#2 Arsenal
It would have been unthinkable to imagine Arsenal in this plight when they lost unluckily to Barcelona in the 2006 Champions League final. 11 years later, manager Arsene Wenger finds himself with a team that has repeatedly failed to mount sustained title challenges, the FA Cup glories of 2014 and 2015 desperately masking a period of underachievement.
In the 2013-14 and 2015-16 season, Arsenal seemed on the cusp of winning the title in the first half of the season, blowing teams away with beautiful football to go with results. Yet, come May, nothing more than a sense of relief seems to pervade throughout Emirates, that too at the meagre achievement of yet another season in the top four.

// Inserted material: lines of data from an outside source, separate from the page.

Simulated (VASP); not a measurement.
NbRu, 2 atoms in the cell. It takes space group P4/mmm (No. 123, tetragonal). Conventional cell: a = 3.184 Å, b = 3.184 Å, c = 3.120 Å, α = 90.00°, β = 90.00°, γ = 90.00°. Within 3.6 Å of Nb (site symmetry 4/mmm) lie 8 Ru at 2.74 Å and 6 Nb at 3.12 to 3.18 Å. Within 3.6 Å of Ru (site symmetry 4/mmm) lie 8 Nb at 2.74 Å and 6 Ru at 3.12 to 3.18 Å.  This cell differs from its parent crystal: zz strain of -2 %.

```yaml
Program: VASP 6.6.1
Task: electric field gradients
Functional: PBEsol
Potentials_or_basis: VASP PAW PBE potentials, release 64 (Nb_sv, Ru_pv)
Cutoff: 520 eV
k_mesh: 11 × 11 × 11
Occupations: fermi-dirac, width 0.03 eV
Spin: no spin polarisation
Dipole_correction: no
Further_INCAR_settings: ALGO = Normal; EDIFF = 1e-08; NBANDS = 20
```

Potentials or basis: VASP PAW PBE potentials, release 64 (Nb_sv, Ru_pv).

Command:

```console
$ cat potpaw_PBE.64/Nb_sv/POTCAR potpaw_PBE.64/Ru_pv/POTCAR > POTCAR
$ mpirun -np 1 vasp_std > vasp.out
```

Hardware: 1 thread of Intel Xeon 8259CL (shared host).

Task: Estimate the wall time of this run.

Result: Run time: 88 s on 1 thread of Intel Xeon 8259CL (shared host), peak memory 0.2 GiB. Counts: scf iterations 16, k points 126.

A confident stroll into the market with £90m+ outlay during the summer of 2016 generated a lot of hype – but it is safe to say any final remaining traces of it have died down in the aftermath of the 5-1 CL humiliation at the hand of Bayern.
The only sense in which Arsenal has been doing justice to its potential is in business terms. Stan Kroenke might beg to differ, but the decision to offer Arsene another contract at the end of the season represents a lack of ambition and vision.
It is difficult to remember the last time Arsenal finished a season with all its fans happy. With the time and stability that has been granted to Wenger (and of late, the money), he is fast running out of excuses for underachieving in England as well as Europe.
A squad featuring a very strong spine in Cech, Koscielny, Bellerin, Cazorla, Ozil and Sanchez must simply do much better – at the very least, they should do better than conceding the title by 10 points to Leicester City.